Missing inttypes.h when compiling HDF5 examples on Windows

Hello,

I am trying to build the HDF5 examples (tried 1.8.18 and 1.10.1) on Windows Server 2008 using Visual Studio Ultimate 2012. Both with the Visual Studio compiler and the Intel compiler (16.0) I get the error that <inttypes.h> was not found.

At least Intel compiler should support the C99 standard. I have tried passing the flag /Qstd=c99 to the compiler, but still the header file is missing.

Any ideas? Thanks in advance and best regards,
Michael

I’ve run into this before, and my understanding is that <inttypes.h> is a common extension and not part of the standard, so isn’t included with some compilers (e.g. MSVC). It shouldn’t be necessary though - it’s mostly just printf-type format macros. <stdint.h> on the other hand defines specific-precision integer types. Which example requires <inttypes.h>?

If it’s being pulled in through <hdf5.h> then check your H5pubconf.h and ensure H5_HAVE_INTTYPES_H is not defined.

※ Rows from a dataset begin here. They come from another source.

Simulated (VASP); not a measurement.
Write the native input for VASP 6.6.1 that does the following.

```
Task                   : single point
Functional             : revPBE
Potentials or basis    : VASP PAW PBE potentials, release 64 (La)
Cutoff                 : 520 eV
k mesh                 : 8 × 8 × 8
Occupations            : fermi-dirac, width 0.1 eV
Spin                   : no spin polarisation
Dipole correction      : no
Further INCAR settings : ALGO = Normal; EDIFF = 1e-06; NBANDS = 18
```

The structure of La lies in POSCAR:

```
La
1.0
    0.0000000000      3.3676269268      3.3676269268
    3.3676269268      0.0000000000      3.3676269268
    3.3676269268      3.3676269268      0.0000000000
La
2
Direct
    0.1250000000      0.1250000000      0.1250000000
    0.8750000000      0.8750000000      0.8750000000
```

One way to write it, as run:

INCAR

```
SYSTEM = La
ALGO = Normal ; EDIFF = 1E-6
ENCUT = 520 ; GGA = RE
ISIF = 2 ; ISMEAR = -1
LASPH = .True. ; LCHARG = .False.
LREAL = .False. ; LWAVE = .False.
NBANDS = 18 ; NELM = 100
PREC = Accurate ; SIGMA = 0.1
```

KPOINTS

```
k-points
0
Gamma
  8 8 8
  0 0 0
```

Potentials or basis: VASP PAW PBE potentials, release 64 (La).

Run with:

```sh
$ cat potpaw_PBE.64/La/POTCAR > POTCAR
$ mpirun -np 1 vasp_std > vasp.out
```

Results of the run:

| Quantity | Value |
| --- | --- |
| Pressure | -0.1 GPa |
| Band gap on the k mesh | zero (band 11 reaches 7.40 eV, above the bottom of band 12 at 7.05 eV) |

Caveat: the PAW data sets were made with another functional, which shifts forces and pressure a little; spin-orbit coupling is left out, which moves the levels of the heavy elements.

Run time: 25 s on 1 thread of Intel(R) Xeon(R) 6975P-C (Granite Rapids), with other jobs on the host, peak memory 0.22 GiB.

Edit: Looks like I added <stdint.h> to my MSVC distro myself… Shouldn’t be necessary though because H5public.h defines the types itself; though it will try to pull in the headers depending on those #defines

Hello Martijn,

thanks for your prompt response. Indeed the H5_HAVE_INTTYPES_H is defined. I tried the quick fix and undefined it, but then some issues with stdbool.h appeared. It is too late to look into this, but I think changing such configure header manually is not very wise… What is the solution here, compile HDF5 on the machine so the configure headers match the system?

Michael

Well H5pubconf.h is generated by CMake so running that to correctly configure for your system is probably the best solution. Recompilation seems overkill since changing these includes shouldn’t change anything (even though in principle it could). A workaround for missing <stdbool.h> is also provided in H5public.h as well, so just undefine H5_HAVE_STDBOOL_H too. If you have a CMake install though that’s probably a better approach.

Hello Martijn,

thanks again for your response. I had to undefine H5_HAVE_STDBOOL_H and H5_SIZEOF_BOOL to get the examples compiling. Then some linker issues appeared which I believe are related to the messed up state this ancient Windows Server 2008 installation is in. I think we have to clean up the installation and try again.

Thanks a lot!
Michael

Interpreting between the lines, I’m guessing you are using a binary install of HDF5. Because you are using Visual Studio 2012, you should have a HDF5 binary built with VS2012. VS2013 was the first version to support some C99 features.

Also note that 1.8.18 and 1.10.1 are a couple of years old and we have made significant CMake changes to improve the builds of hdf5 since those releases. We do require at least CMake 3.10.2 now. I would encourage you to build HDF5 for your platform as we have not built binaries on Windows Server specifically.
I think you would see fewer issues.

Download info: https://www.hdfgroup.org/downloads/hdf5

Also, please try the 1.10.5 source when it is released (end of this week).

Allen

Hello Allen,
thanks for your reply – I will try that!